I'm attempting to push my output files from Databricks to Github. (From my understanding, git integration with Databricks is only for notebooks, and not for other files such as CSV. When you add a Databricks repo, a dialog appears saying only db-notebooks are cloned.)
I can successfully push to Github once, but after pushing I can no longer commit again. #commitmentissues
The error is that git cannot append .git/logs/HEAD:
fatal: cannot update the ref 'HEAD': unable to append to '.git/logs/HEAD': Operation not supported
What I've done
- Initialize git from Databricks notebook:
git init
- Tell git who I am:
git config user.email "<email>"
andgit config user.name "<name>"
- Add and commit file:
git add test.txt && git commit -m "message"
This works!
- Add remote:
git remote add origin https://github.com/<user>/<repo>.git
- Push to remote. Did this from RStudio in Databricks (rather than notebook) so that I could interactively add Github username and personal access token:
git push -u origin master
This works!
- Add a new file:
git add file2.txt
- Commit:
git commit -m "message"
This fails.
Error:
fatal: cannot update the ref 'HEAD': unable to append to '.git/logs/HEAD': Operation not supported
Why does pushing to Github change git's ability to append .git/logs/HEAD? How could I work around this?
Research
- This question is also about trying to push to Github from Databricks but it fails at a different step in the process, and is using Databricks Git Integration, which I am not.
- This Github issue returns the same error, but I got lost once they started talking about formats.
CodePudding user response:
The problem, in the end, is not to do with git but with mounted storage on Databricks.

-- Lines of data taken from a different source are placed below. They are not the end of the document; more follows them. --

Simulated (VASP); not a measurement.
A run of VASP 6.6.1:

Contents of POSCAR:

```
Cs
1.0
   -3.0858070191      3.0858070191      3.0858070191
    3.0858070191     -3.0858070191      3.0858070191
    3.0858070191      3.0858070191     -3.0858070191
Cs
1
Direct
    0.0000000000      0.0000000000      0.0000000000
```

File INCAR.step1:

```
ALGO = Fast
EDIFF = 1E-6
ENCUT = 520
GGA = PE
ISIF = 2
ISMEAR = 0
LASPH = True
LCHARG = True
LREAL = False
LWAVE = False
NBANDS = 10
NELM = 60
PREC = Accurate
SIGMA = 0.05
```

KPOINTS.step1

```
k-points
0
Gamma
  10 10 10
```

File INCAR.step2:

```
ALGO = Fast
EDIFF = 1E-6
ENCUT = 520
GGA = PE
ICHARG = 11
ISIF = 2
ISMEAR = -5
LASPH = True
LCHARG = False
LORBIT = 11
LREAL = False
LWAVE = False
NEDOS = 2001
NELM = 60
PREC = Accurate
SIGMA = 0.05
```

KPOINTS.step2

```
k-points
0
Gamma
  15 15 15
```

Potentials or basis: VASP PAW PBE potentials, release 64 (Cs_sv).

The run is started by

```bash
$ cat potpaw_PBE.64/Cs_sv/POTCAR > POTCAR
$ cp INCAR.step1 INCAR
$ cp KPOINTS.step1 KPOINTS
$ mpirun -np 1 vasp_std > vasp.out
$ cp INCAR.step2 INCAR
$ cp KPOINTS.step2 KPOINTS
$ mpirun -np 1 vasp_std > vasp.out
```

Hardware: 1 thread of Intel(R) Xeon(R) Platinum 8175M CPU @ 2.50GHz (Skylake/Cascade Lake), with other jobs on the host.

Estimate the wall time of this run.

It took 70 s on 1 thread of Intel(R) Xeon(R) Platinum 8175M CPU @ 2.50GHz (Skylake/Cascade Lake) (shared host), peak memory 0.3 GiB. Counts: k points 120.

In the process of a git commit, git appends log files. Databricks, however, prohibits appending of files on mounted storage.
The solution, then, is to host the repository on unmounted storage (e.g. in /tmp, as suggested by the previous link).
@torek, in the question's comments, points out that the working tree could remain on mounted storage, with only the repo being hosted on unmounted storage, using git init
's --separate-git-dir=
option.
/tmp/
project-repo
/dbfs/mnt/
project-working-tree